Request for names of informants

Maintenance of the law
Legislation:
Local Government Official Information and Meetings Act 1987
Section 6
Legislation display text:
Local Government Official Information and Meetings Act 1987, s 6(a)
Agency:
City Council
Ombudsman:
Sir Brian Elwood
Case number(s):
A5862
Issue date:
Language:
English

Request for names of informants—information withheld under section 6(a)—general approach applied

A licensed restaurant that hosted live music had been the subject of numerous noise complaints made to the local authority. It had taken action in respect of these complaints and, upon request by the restaurant, had released the number and precise nature of the complaints. However, it had declined to release the names of the complainants in reliance upon section 6(a) of the LGOIMA.

Local authorities are responsible for a range of law enforcement functions, most notably under the Resource Management Act. Accordingly, where complainants’ or informants’ identities are at issue, the applicability of section 6(a) must be considered.

The approach taken to this provision in relation to the identity of informants has been well established. Although each case must be considered on its merits, information identifying an informant can, in most cases, be withheld. This is because many public sector agencies have law enforcement functions and rely significantly on information from the public to assist them to discharge those functions. If they were unable to protect the identity of informants or complainants, members of the public would be less likely to come forward with information regarding possible offences, thereby prejudicing the ability of the agencies to maintain the law, including the prevention, investigation and detection of offences.
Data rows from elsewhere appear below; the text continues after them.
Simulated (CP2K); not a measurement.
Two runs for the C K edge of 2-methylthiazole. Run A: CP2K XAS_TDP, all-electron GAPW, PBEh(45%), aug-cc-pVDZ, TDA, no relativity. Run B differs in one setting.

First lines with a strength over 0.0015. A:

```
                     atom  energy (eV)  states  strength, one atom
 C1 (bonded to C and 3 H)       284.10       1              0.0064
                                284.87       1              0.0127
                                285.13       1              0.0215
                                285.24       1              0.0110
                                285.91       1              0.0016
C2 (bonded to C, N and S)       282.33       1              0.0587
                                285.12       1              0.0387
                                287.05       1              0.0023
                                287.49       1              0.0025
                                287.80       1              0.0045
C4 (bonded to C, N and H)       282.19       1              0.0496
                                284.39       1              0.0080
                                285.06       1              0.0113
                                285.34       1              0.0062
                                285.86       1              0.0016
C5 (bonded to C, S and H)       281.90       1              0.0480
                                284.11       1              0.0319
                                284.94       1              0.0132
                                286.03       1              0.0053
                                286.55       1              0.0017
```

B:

In this case, no factors emerged to suggest that the general approach should not be adopted. It was clear that in seeking to detect offences against the Resource Management Act, the local authority concerned placed considerable reliance on information received from members of the general public and disclosure would be likely to jeopardise the continued supply of information from the public.

This case note is published under the authority of the Ombudsmen Rules 1989. It sets out an Ombudsman’s view on the facts of a particular case. It should not be taken as establishing any legal precedent that would bind an Ombudsman in future.